Saturday was about Huskies finding their place

Commentary: Greg Jayne

By Greg Jayne, Columbian opinion editor

Published:

 

SEATTLE — The value of Saturday night’s loss? The meaning of a 34-17 defeat at the hands of Oregon?

No, it wasn’t in the fact that the University of Washington bid adieu to Husky Stadium as we know it. It wasn’t even in the memories that came flooding back as the ghosts of the past were honored on the field.

No, the importance of Washington’s close-but-oh-so-far loss to Oregon was as a measuring stick. As a barometer. As a method for evaluating itself against the current kings of the Pac-12.

The verdict? Washington has come far. Very far. And yet the Huskies are not quite ready for prime time.

That’s what Saturday night’s festivities told us, and the opportunity for such clear-cut answers made it the most important game of the Steve Sarkisian era to this point.

Sure, the Huskies beat Southern Cal in 2009 and 2010, including once when the Trojans were ranked No. 3 in the nation.

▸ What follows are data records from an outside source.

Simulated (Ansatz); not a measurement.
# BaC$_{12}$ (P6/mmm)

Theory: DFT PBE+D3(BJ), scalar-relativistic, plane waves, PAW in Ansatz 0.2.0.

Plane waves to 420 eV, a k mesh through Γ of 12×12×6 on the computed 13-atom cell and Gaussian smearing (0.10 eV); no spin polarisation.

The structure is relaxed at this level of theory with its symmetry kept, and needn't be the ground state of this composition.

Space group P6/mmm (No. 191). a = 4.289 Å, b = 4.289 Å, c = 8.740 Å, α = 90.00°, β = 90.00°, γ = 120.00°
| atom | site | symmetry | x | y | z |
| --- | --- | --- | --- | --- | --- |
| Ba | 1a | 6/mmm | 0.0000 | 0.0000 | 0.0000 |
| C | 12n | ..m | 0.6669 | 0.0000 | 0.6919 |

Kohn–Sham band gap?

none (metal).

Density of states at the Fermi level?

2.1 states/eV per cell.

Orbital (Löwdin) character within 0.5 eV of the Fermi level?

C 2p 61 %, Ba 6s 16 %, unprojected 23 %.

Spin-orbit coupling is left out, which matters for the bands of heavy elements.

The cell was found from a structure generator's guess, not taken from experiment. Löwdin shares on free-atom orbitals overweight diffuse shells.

But those were more like, “Hey, the Huskies can be competitive again” games. More like examples of what might happen if a team isn’t prepared for UW. More like fleeting glimpses of what might come down the road, rather than a reflection of the reality of the moment.

But Saturday, when a 6-2 Washington team faced sixth-ranked Oregon, there was no sense of the Huskies hoping to catch the Ducks by surprise. This was a game involving Northwest bragging rights as well as North Division pride in the newly configured Pac-12. This was a game Washington could use to figure out where it stands, lining up against the preeminent program in the conference.

The result?

“I was not anticipating our inability to block them up front,” Sarkisian said. “Six sacks is a crazy number. That’s embarrassing.

“This is the second time we’ve gone up against a really good opponent, along with Stanford, and we haven’t performed well up front.”

So, chalk it up as a learning experience. The Huskies have gone from an 0-12 program four years ago to one that can aspire to being elite. To one that is well on its way to a second consecutive bowl game. To one that might be on its way to reaching Oregon’s level.

But such an ascension is several years away.

The Ducks, with back-to-back outright conference titles, now inhabit the lofty place within the conference the Huskies once held. And there is an opening for the role of challenger in the North Division.

Oregon State and Washington State are struggling, after filling the power void during some of the Huskies’ down years. Cal has been unable to grasp anything resembling sustained excellence. Stanford is an outstanding football team, but an Andrew Luck comes along only once in a lifetime.

Washington, once it reaps the benefits of a revamped Husky Stadium, is the likely candidate to pose a long-term challenge to Oregon.

“For what they’ve done throughout the year to people, I thought our defense played a good football game,” Sarkisian said.

And yet the differences in the programs were evident. Oregon is fast. Really fast. Cheetah running across the savannah fast. And the Ducks tackle extremely well, rarely missing an opportunity to bring down an open ball-carrier.

Those were the differences Saturday, the things that bridge the gap between a solid football team and an elite one. Much is made of the Ducks’ scheme and style, but it works because they have an awful lot of talent.

So while the Huskies paid homage to their past on Saturday, hoping to send Husky Stadium out in style, they also did something much more important. They got a close-up look at what they hope is their future.